Subject Re: Handling large imports while system is in production
Author rudibrazil78
--- In firebird-support@yahoogroups.com, "karolbieniaszewski" wrote:
>
>
>
> --- In firebird-support@yahoogroups.com, "un_spoken" wrote:
> >
> >
> >
> > --- In firebird-support@yahoogroups.com, "rudibrazil78" wrote:
> > >
> > > Hi all
> > >
> > > We've been having to deal with a bad situation for quite a few years now - how to handle large imports without taking the server down (in fact that data is meant to be acessible as soon as its ready in production).
> >
> > We have the same problem. We are importing daily like 1000000 rows. There are 100000 new rows each day and the rest are the rows which are updating the ones which are already in the database. Import takes about an hour for 100k rows. During the import many things can go wrong..
> >
> > I would like to hear your strategies for this sort of problem:)
> >
>
>
> Hi,
>
> i import 300 000 000 rows each day into my db by merge statement
> and i use for import external tables.
>
> Whole import took 2 hours - and performance degradation is acceptable.
> With 1000000 rows and external table you can finish in few minutes e.g. 3 minutes. External table is solution for all imports.
>
> regards,
> Karol Bieniaszewski
>

Karol, quick question about importing from external tables (if you are able to answer).

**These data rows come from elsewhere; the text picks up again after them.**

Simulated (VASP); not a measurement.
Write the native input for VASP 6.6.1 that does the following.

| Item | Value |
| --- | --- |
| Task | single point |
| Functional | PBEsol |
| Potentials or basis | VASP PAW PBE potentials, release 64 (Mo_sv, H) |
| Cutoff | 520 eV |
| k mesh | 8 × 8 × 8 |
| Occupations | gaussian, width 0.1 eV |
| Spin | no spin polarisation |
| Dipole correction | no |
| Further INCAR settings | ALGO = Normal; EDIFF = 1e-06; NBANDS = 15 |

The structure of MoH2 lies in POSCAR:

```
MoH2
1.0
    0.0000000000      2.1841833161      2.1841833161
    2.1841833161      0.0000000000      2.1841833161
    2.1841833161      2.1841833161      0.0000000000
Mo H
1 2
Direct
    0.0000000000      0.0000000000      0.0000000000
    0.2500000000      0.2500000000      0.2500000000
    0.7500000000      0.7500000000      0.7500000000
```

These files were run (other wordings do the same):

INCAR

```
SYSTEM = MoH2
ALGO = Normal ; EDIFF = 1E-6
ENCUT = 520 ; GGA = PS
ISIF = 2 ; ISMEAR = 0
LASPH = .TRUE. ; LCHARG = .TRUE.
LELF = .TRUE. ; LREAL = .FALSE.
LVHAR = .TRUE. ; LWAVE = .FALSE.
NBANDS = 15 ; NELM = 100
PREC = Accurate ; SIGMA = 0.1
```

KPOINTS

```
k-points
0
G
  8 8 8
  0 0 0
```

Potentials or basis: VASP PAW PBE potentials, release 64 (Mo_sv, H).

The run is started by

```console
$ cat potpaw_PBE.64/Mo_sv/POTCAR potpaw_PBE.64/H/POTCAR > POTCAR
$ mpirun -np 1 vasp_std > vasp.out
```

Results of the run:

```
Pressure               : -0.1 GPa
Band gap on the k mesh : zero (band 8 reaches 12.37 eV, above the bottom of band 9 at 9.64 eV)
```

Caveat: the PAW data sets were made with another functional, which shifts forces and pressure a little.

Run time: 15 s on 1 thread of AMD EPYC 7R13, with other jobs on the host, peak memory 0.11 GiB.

The application Im working this issue on is run by the end client alone, it would be impossible for us to manually help them out moving files or validating data.

Its very common that some records on the client's side are unusable / invalid. like chars on int fields, etc.
Since today we process each insert, we can return error only on bad lines and let the import continue on good lines.
This is critical because the quality of the import files varies widely and we do not provide data sanitization services to our clients, we do therefore return the bad rows.

So Im considering adapting my external tables solution with a for block, so I can process each insert to.

Something like this (just an example of the general idea) :

for
select field1, field2 from external_table into :f1, :f2
do begin

insert into prod_table (field1, field2) values (:f1, :f2);
when any do begin
--singleton error handling code goes here,
--wont break whole import
end
end


What Im wondering is, if processing records with a for loop will be too much slower then inserting them all at once with a simple "insert into() from select"